Initialising the VFS.
Initially when first created the VFS is empty. The VFS can be populated from the real FS by using the generate function, or by explicitly making the VFS from the real FS using the same under lying functions that the generate function uses.
Remote Device driver
Each RDD needs the following information:
Location of the primary file system root – this will normally be the location of the master and derivative archives.
Location of the VFS.
Remote Device Type information.
Location of the Remote Job Journals
FTP Remote Device driver
This driver will be used to backup the archive to an external FTP server.
In order to handle this, a number of configuration items need to provided. These are as follows:
Username / Password of the account on the FTP server.
Host name of FTP server.
Root folder on the FTP server where the backup to be placed on the server.
Iarbk as a service or damon
When remote backup is enabled, the iarbk application needs to runs side-by-side with the iavault application in order to push the data to be backed-up to the remote backup. Iavault application will normally complete before Iarbk.exe.
The iarbk application can be started by the iavault application or run as a service in windows or a Damon in Linux or ios.
Job Files
These files contains details of the work to be carried out by the Iarbk.exe. These will be generated by the iavault when the VFS is updated with new items that needs to be backed-up from iavault activities. The job file contains which files have been added or modified in the VFS which now needs to updated in the remote storage. As the jobs are done, the job file will be modified to reflect the new status reflecting the fact the new status of the job.

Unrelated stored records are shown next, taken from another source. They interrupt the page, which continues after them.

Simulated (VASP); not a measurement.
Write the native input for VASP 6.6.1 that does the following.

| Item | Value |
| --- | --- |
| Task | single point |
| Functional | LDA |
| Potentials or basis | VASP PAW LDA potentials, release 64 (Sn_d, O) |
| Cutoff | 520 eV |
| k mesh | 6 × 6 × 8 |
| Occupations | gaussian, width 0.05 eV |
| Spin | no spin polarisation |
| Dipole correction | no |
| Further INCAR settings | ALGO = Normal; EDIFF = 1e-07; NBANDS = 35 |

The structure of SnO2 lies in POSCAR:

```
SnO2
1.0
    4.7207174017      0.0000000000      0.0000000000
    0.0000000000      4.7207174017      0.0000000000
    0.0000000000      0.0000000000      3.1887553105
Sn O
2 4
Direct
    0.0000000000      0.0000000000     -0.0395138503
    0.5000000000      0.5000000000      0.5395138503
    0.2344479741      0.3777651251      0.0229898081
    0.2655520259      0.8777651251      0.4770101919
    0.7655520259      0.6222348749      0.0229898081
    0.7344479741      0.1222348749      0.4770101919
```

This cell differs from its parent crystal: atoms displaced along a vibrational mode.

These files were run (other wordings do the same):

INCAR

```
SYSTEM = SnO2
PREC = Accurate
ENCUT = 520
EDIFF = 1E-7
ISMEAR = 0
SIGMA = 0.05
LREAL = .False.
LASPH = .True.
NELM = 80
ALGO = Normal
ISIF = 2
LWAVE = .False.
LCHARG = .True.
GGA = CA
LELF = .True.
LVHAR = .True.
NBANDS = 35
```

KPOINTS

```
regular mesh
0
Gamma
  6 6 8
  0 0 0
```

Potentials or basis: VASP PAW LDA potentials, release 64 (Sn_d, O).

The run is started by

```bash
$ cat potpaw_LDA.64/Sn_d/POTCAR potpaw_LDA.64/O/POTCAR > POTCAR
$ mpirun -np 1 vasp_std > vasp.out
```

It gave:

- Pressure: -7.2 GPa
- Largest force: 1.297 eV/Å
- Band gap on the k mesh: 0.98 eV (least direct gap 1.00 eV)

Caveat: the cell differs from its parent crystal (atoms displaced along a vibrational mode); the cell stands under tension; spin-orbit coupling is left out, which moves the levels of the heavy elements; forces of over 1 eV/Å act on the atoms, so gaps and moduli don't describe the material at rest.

For example: a new image is imported into the archive. It is added to the master archive and any specified backups plus the VFS is updated with the new image details, the job file is updated to reflect that a new image has been added. The iarbk application will need to be actioned to read the VFS and the job File. Iarbk will read the VFS and job file, update the external remote file storage with the new image and update both the VFS and job file. Initially the unprocessed job file will be stored in a pending folder, once completed the file will be moved into the completed folder.